Switching to GNUTAR - RE: Amanda - unable to create temporary directory

2005-02-24 Thread Gil Naveh
Thanks for the help,

At this point it seems that the best way for us is to switch from ufsdump to
gnutar.
But before doing so - what will happen with the backups that I did so far?
(I backed our data on a tape drive).
Does ufsdump and gnutar stores the data the same way? (Does ufsdump level
0,1... is identical to gnutar level 0,1...) Or does it store the data on a
different format?
Does Gnutar is going to store the data twice or is it going to overwrite the
data that was stored by ufsdump?

Any other concerns that I should keep in mind before switching from ufsdump
to gnutar?

Thanks,
gil

-Original Message-
From: [EMAIL PROTECTED]
[mailto:[EMAIL PROTECTED] Behalf Of Todd Kover
Sent: Thursday, February 24, 2005 12:37 PM
To: amanda-users@amanda.org
Subject: Re: Amanda - unable to create temporary directory



Jon LaBadie said:

  On my system /usr/sbin/ufsdump is a symbolic link to
/usr/lib/fs/ufs/ufsdump.
  The latter program is root-owned, set-uid.  Perhaps yours has been
altered.
 
  $ ls -l /usr/lib/fs/ufs/ufsdump
  -r-sr-xr-x  1 root  bin   83820 Apr 12  2004 /usr/lib/fs/ufs/ufsdump

We actually strip the setuid bit on ufsdump and this seems to work in
most circumstances.

We had this problem every night on one specific solaris 9 system, and
no other sol9 or sol8 systems (and our amanda client is installed via a
package, so it's the same across all machines).  The solaris boxes are
also installed from the same jumpstart images, so they should all behave
the same.

This error comes from ufsdump, and near as I've been able to tell,
ufsdump is creating a directory named something like '.rlg.zyaaGR in
each of /tmp and /var/tmp (and failing to be able to in / since it's not
running as root, the jibberish after .rlg. changes with each run).  This
directory is called with mode 000 and then ufsdump attempts to create a
file in it, which fails and generates that error message.

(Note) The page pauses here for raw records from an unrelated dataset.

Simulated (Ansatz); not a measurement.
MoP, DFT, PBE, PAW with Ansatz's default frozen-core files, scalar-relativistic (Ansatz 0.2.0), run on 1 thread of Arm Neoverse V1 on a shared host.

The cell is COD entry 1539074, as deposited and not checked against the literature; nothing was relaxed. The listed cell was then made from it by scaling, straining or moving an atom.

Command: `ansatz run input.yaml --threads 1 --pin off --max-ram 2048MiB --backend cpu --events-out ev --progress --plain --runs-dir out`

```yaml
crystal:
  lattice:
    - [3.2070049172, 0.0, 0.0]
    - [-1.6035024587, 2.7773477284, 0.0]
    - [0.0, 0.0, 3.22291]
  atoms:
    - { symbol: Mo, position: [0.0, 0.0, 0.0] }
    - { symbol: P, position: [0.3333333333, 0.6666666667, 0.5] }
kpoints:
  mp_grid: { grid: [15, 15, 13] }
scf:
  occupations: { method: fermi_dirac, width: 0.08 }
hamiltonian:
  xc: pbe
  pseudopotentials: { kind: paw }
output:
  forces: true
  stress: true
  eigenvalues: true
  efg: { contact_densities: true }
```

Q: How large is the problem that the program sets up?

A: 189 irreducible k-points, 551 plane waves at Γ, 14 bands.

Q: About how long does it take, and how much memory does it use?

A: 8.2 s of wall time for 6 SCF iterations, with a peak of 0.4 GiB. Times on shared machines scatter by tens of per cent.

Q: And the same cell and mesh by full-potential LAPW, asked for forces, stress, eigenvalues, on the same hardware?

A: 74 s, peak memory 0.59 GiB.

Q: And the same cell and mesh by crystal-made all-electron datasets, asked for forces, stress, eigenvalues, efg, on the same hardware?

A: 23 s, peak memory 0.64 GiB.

I wasn't able to get ufsdump to behave better (nor did I look for
a patch or try to reset ufsdump to being setuid again) but on that
specific system we had amanda incorrectly configured to backup something
other than the mountpoint of the filesystem, but something inside the
filesystem (that is, instead of /export/home it was /export/home/foo/bar
where the filesystem was mounted on /export/home).

Switching this to the mountpoint made the error go away.  There may be
some limitations in ufsdump that cause you only be able to use ufsdump
this way if you're root (though sounsd lke a bug).

If you're doing this, and doing it on purpose, I'd suggest using gnutar
instead of dump since incremental dumps don't work right except on
filesystem boundaries.

If you're not doing this and actually backing up a mountpoint, then
maybe the above info will help track it down. (perhaps the setuid bit,
as Jon suggests).

-Todd



Re: Switching to GNUTAR - RE: Amanda - unable to create temporary directory

2005-02-24 Thread Brian Cuttler

Gil,

I'm confused, why would suid be needed on ufsdump - isn't it run
beneith the amanda program (/usr/local/libexec/) rundump which is suid ?

For recovery, personally I use amrestore and pipe it to the required
utility so as long as I can figure that out (and its imbedded into the
first block on of the archive) its not a big deal.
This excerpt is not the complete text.